Each linked list holds a number in reverse order, and we add digits one by one like elementary addition with carry.

Analogy: Imagine adding two numbers digit by digit from right to left, just like adding two numbers on paper starting from the units place.

List1: 2 -> 4 -> 3 -> null
List2: 5 -> 6 -> 4 -> null
Each node holds one digit, starting from the smallest place value.

Dry Run Walkthrough

Input: list1: 2->4->3 (represents 342), list2: 5->6->4 (represents 465)

Goal: Add the two numbers and return the sum as a linked list in the same reversed digit format.

Step 1: Add first digits 2 + 5 = 7, no carry

Result: 7 -> null

Why: Start adding from the units place, store sum digit in new list

Step 2: Add second digits 4 + 6 = 10, store 0 and carry 1

Result: 7 -> 0 -> null

Why: Sum exceeds 9, so keep 0 and carry 1 to next digit

Step 3: Add third digits 3 + 4 + carry 1 = 8, no carry

Result: 7 -> 0 -> 8 -> null

Why: Add last digits plus carry, store result digit

Result:

7 -> 0 -> 8 -> null (represents 807)

Annotated Code

DSA Python

class ListNode:
    def __init__(self, val=0, next=None):
        self.val = val
        self.next = next

def addTwoNumbers(l1: ListNode, l2: ListNode) -> ListNode:
    dummy_head = ListNode(0)
    current = dummy_head
    carry = 0
    while l1 or l2 or carry:
        val1 = l1.val if l1 else 0
        val2 = l2.val if l2 else 0
        total = val1 + val2 + carry
        carry = total // 10
        current.next = ListNode(total % 10)
        current = current.next
        if l1:
            l1 = l1.next
        if l2:
            l2 = l2.next
    return dummy_head.next

def printList(node: ListNode):
    while node:
        print(node.val, end='')
        if node.next:
            print(' -> ', end='')
        node = node.next
    print(' -> null')

# Driver code
# Create list1: 2 -> 4 -> 3 -> null
l1 = ListNode(2, ListNode(4, ListNode(3)))
# Create list2: 5 -> 6 -> 4 -> null
l2 = ListNode(5, ListNode(6, ListNode(4)))
result = addTwoNumbers(l1, l2)
printList(result)

while l1 or l2 or carry:

continue adding while there are digits or carry left

val1 = l1.val if l1 else 0
val2 = l2.val if l2 else 0

get current digit values or 0 if list ended

total = val1 + val2 + carry
carry = total // 10

sum digits and update carry for next addition

current.next = ListNode(total % 10)
current = current.next

create new node with sum digit and move pointer

if l1:
    l1 = l1.next
if l2:
    l2 = l2.next

advance input list pointers to next digits

OutputSuccess

7 -> 0 -> 8 -> null

Complexity Analysis

Time: O(max(m, n)) because we traverse both lists once where m and n are their lengths

Space: O(max(m, n)) for the output list which can be at most one digit longer than inputs

vs Alternative: This approach is efficient compared to converting lists to numbers and back, which can cause overflow and extra conversions

Edge Cases

One list is empty

The function returns the other list as the sum

DSA Python

val1 = l1.val if l1 else 0

Sum results in an extra digit carry (e.g., 5 + 5 = 10)
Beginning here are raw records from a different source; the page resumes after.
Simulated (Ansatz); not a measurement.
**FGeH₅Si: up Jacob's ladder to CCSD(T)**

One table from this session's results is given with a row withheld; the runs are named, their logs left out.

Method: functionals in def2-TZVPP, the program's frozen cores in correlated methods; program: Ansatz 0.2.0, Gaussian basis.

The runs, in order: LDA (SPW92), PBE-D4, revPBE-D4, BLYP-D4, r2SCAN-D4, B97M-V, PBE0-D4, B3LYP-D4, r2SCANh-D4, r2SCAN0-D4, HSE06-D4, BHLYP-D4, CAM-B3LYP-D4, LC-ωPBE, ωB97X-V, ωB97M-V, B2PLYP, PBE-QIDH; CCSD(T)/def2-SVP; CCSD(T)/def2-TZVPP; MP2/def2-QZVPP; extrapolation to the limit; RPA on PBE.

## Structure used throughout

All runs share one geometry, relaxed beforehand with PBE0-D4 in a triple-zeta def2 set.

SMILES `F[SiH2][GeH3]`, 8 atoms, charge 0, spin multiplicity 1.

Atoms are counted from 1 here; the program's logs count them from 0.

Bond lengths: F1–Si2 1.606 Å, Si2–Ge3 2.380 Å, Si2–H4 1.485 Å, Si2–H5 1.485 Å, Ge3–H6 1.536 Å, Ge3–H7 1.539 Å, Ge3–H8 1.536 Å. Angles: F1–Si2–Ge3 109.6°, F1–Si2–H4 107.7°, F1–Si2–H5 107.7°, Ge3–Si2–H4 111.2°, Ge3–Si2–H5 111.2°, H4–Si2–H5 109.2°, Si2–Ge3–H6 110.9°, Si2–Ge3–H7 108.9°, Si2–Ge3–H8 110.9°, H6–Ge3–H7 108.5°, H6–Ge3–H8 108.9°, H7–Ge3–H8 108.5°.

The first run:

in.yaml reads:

An extra node is added to hold the carry digit

DSA Python

while l1 or l2 or carry:

Lists of different lengths

Shorter list digits are treated as 0 after end

DSA Python

val2 = l2.val if l2 else 0

When to Use This Pattern

When you see two numbers stored as linked lists with digits in reverse order, use digit-by-digit addition with carry to sum them efficiently.

Common Mistakes

Mistake: Not handling the carry after the last digits are added
Fix: Include carry in the while loop condition to add an extra node if needed

Mistake: Advancing pointers without checking if they are None
Fix: Check if l1 or l2 is not None before moving to next node

Summary

Adds two numbers represented as reversed linked lists digit by digit with carry.

Use when numbers are too large to convert to integers or are given as linked lists.

Add digits from right to left, keep track of carry, and build the result list on the go.